Colour Light Signals
Let me start by saying that this is a joint effort between me and fellow club members Bruce Fairbairn and Paul Middlehurst. Some time ago (ME # Diane will know) I described the semaphore signals we have installed at our track. These works off track circuiting, and are fully automatic in operation. To briefly recap, the track is divided into sections, one rail is connected to ground, and the other rail to the home signal control board. Between the rails is a 1k resistor, and inside the home signal is a second 1 k resistor connected to 5v, all as shown in fig 1. The connection line is thus normally at 2.5v, if a train is in section it falls to 0v, and the control board puts the signal to danger. If the contact is lost the connection line rises to 5v and the control board sets the signal to danger with its lamp flashing. The distant is very similar, but instead of a track circuit, the home signal switches the connection line to ground. The full article is at http://www.wdmes.org.uk/?page_id=1261
After a couple of teething problems, these signals have worked fine, but as they are not weather proof, they have to be installed and taken down each running day. We are now planning to install more signals on our extension, so we have decided that the extra signals will be colour lights which we can leave out all summer, just taking them down for the closed season. This short article describes the trails and tribulations of what initially looked like a simple exercise. It is not meant to be a definitive ‘how to build it’ account, but it might help others to not make the same mistakes. If anyone wants further details contact me via http://www.wdmes.org.uk/
Experience with existing signals
As stated above we had a few teething problems:
Firstly the aluminium wire used to electrically connect the rails is very soft, and seems to relax under the screws securing it to the track, at least the screws come loose over time, and I doubt the screws are stretching. I’ve now tightened them all at least once, and hope that the wire will have work hardened. We haven’t actually lost connectivity, but on the last section to be installed I used stainless steel welding wire, 0.8mm diameter. This is quite springy, so not as easy to get in place, if it proves successful, I’ll make a jig to pre-bend it.

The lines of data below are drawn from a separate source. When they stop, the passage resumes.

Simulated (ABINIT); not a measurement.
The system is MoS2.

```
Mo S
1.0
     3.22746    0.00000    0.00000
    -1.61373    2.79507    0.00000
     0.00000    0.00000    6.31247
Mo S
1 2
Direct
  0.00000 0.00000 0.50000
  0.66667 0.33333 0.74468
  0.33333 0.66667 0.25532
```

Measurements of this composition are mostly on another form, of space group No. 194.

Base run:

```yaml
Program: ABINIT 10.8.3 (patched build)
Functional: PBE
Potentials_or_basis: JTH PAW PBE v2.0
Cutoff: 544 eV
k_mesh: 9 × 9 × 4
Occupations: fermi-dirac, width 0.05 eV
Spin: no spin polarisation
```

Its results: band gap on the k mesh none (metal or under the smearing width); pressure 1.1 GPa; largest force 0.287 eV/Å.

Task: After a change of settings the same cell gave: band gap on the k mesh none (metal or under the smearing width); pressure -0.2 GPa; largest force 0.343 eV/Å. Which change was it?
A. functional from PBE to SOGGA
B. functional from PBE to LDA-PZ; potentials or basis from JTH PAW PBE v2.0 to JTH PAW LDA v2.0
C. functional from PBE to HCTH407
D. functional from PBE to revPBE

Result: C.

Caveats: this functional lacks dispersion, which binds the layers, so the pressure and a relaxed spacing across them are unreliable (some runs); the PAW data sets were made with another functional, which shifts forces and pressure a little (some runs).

Second issue was my own fault, but it took a long time to find. Between each track section we obviously need to isolate the rail joints. Actually we only need to isolate one side, as there is a common earth, One signal intermittently showed danger when the section in front was unoccupied. Of course every time I took out a test truck it worked perfectly, so it was beginning to be one of those hair tearing issues (and I haven’t got a lot left). Eventually I found that I’d isolated the wrong side, but the very poor contact of aluminium fish plate with aluminium rail meant that most of the time it was isolated anyway, just occasionally it made contact. Moral is, get someone else to check it out, it’s often the case that you don’t spot your own mistakes.
Third issue was short battery life. As explained in the previous article, we do not have mains electricity, and do not want to run the generator just to power signals. The semaphore signals take 220mA each all the time, the red LEDs in colour light signal used to indicate swinging link took 200mA each. The green and yellow took around 100mA each. We also found that the green cluster LED died completely when the battery got down to ~10 volts, but the reds carried on at full brightness, so for those not familiar with the operation it was tempting to assume there was a fault rather than changing the battery. Whilst investigating this, I found that the red LED has a built in voltage converter, and will work down to very low voltages, but as the input voltage goes down the current drawn goes up, I had it at 800mA at one time. It was generally agreed that these LEDs were a lot brighter than needed.
Fourth issue is that as we don’t have continuous track circuit yet, the first distant could be showing clear when there was a train in section. Similarly, when there is a home and distant on the same post, the home could be on danger and the distant on clear. This is not how the big railway did it. The first was solved by track circuiting the section between first distant and first home, and using this circuit to short the connection from home to distant to ground as shown in fig 2. Note there is no resistor across the track here, so loss of connection does not show up. The second will be solved by adding a small circuit board inside the distant signal junction box. The LM311 voltage comparator duplicates the action of the switch inside the home signal, and puts the distant to stop if the home on the same post is at stop, no matter what the home on the next post is doing. See fig 3.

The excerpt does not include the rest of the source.